But the satellite photographs amount to images easily downloaded from Google Earth.
A law enforcement official characterized the surveillance videos as “amateurish”; but he added that the material offered enough detail, taken together with the Google images, to at least help with planning.
The complaint also states that the men discussed “escape routes” through local roads and highways.
Many of the plot’s larger details are left to the imagination.
According to the complaint, one suspect discussed the need to disable an airport control tower, the better to provide cover to destroy the fuel tanks.
Another problem is that none of the suspects appears to have planned or carried out any previous attacks.
Nor do the men appear to possess relevant military training.
One defendant, Abdul Kadir, is said to have warned the others that the Islamists in Trinidad “had their own rules of engagement and wanted to minimize the killing of innocents such as women and children.” He suggested an early-morning assault to take out buildings rather than people, the complaint says.

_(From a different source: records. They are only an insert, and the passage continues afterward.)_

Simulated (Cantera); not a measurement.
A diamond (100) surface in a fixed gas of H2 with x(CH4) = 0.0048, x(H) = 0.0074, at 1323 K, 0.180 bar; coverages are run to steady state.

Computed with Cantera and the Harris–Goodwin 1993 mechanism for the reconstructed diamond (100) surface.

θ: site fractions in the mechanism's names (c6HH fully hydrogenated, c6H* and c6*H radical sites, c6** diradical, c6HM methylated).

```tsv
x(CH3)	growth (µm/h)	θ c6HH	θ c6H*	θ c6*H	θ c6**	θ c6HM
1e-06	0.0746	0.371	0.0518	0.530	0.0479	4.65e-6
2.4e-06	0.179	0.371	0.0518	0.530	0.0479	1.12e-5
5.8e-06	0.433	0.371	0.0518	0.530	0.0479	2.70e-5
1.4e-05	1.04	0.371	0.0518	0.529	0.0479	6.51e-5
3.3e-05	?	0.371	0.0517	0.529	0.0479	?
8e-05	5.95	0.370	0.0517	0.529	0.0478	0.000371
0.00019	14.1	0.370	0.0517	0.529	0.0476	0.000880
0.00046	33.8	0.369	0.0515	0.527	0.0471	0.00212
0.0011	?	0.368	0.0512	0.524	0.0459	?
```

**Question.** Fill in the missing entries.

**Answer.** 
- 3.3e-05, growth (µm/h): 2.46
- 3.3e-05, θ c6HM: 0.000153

Other planners seem to come and go, and in the end, one of the men, Kareem Ibrahim, advises that he will present their terror plan to “contacts overseas who may be interested in purchasing or funding it.”
But law enforcement officials say some caution is advised here. Terror plots, particularly those planned ad hoc by freelancers, tend to be messy affairs. There is no assurance that all the plotters share the qualms of a few. Nor is there any assurance an angry plotter might discard the collective long-term planning and strike alone quickly and violently.
“Even if he shoots up a terminal, it’s a disaster,” said a city law enforcement official, who declined to be named because of the sensitivity of the topic. “At a certain point, once you’re sure there isn’t a larger Al Qaeda involvement, you just move.”
An official in the Justice Department defended the way the case was presented to the public, saying federal authorities offered a reasoned picture of the case and the threat. “We repeatedly let people know there was not a threat to the airport and this was a plot that was nowhere near completion,” said the official, who spoke on condition of anonymity because he was not authorized to address the issue. “The documents speak for themselves.”
Mary Jo White, who was the United States attorney in Manhattan for nearly a decade and oversaw the successful prosecution of the first World Trade Center bombers in 1993 and the men who attacked the American embassies in Kenya and Tanzania in 1998, said the challenges to a prosecutor are significant.
“Obviously, when you speak about these plots, you don’t want to scare the public unnecessarily,” she said. “But if we’ve learned anything from 9/11 it is we should never again fail to take seriously the lower-level terrorist or wannabe terrorist or the most seemingly apocryphal plot, because they may well occur.”
But Mr. Sonnett, who also is a past president of the National Association of Criminal Defense Lawyers, noted that there is a broader risk in overstating the sophistication of a terror plot. At a time when many Americans live in justified fear of an attack, the risk is that drumbeating creates a climate of fear and drives public policy.
“To the extent that you over-hype a case, you create fear and paranoia,” he said. “It’s very difficult for prosecutors and investigative agencies to remain calm.”